Authorship: A Misconception of Invention

Authorship: A Misconception of Invention

Fictional creativity is seen as similarly inventive as other art forms, but the great lie is that it's a profession that simply can't be as imaginative as first assumed.

Occasionally someone will talk to me about writing. They're normally supportive and interested (perhaps), but almost all will assume I'm an imaginative and inventive person. I smile of course, and make some self-deprecating response while secretly feeling quite happy. It's nice to be seen in that way as if I have joined some venerable, romantic profession. The reality is far from that. In fact, I have a hard time inventing much at all, and I am glad that's the case, because I want to write great fiction.

When I first started to write in my naive and slightly arrogant teens, I thought I could put pen to paper and create something brilliant. I thought of a story, a character, a world, and a situation, and wrote it. I was proud at the time, and in my haste, I posted it on a film forum for it to get, quite kindly upon reflection, eviscerated.

I couldn't understand it. How could people judge what I had written so negatively? I had spelt everything correctly (my main concern at the time), and surely they couldn't actually pick apart the story? They aren't factually good or bad, right? Writing fiction was something I could just -- do.

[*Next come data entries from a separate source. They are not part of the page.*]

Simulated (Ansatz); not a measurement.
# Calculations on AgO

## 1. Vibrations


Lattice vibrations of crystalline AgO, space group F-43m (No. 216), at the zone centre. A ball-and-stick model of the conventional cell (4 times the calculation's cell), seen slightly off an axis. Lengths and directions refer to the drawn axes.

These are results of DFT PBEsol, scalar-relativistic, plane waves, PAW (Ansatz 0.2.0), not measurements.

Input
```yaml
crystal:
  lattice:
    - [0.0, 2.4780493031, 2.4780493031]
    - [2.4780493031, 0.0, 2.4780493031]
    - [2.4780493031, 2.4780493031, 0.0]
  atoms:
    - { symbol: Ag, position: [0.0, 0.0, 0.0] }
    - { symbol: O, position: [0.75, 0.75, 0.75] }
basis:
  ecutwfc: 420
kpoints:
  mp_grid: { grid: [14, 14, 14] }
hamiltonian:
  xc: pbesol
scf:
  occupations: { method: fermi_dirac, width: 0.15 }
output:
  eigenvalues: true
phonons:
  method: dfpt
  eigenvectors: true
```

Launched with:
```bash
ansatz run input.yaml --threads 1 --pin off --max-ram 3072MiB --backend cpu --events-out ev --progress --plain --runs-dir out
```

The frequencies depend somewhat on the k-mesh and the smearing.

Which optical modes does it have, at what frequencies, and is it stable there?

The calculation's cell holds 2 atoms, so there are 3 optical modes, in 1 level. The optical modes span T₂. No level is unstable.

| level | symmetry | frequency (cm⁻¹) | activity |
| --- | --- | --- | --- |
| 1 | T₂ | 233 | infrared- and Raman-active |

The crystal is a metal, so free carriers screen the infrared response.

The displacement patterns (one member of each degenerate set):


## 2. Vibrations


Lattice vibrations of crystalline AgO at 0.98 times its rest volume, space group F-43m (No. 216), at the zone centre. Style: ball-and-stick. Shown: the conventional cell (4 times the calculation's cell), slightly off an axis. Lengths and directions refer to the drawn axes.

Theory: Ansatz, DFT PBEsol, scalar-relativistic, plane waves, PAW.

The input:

One response from the script I wrote, from a now long standing friend, sticks with me to this day: 'You need to understand the rules in order to break them creatively'. So, in response to this advice, I turned to the books. I think I read ten to twenty different books on how to write in a single year. I used to slip into the toilets at work and read voraciously on paradigms, plot points, story models, archetypes, and with sticky notes and pens pinched from the supply locker, I systematically learned the rules of writing. I even decided to go to university to make sure I knew what I was talking about.

I soon felt the spell of the inventive process just drain from me. It had become hard, more like a brain puzzle. I was writing from what felt like a manual, and to some extent at least, that is exactly what writing a quality story is.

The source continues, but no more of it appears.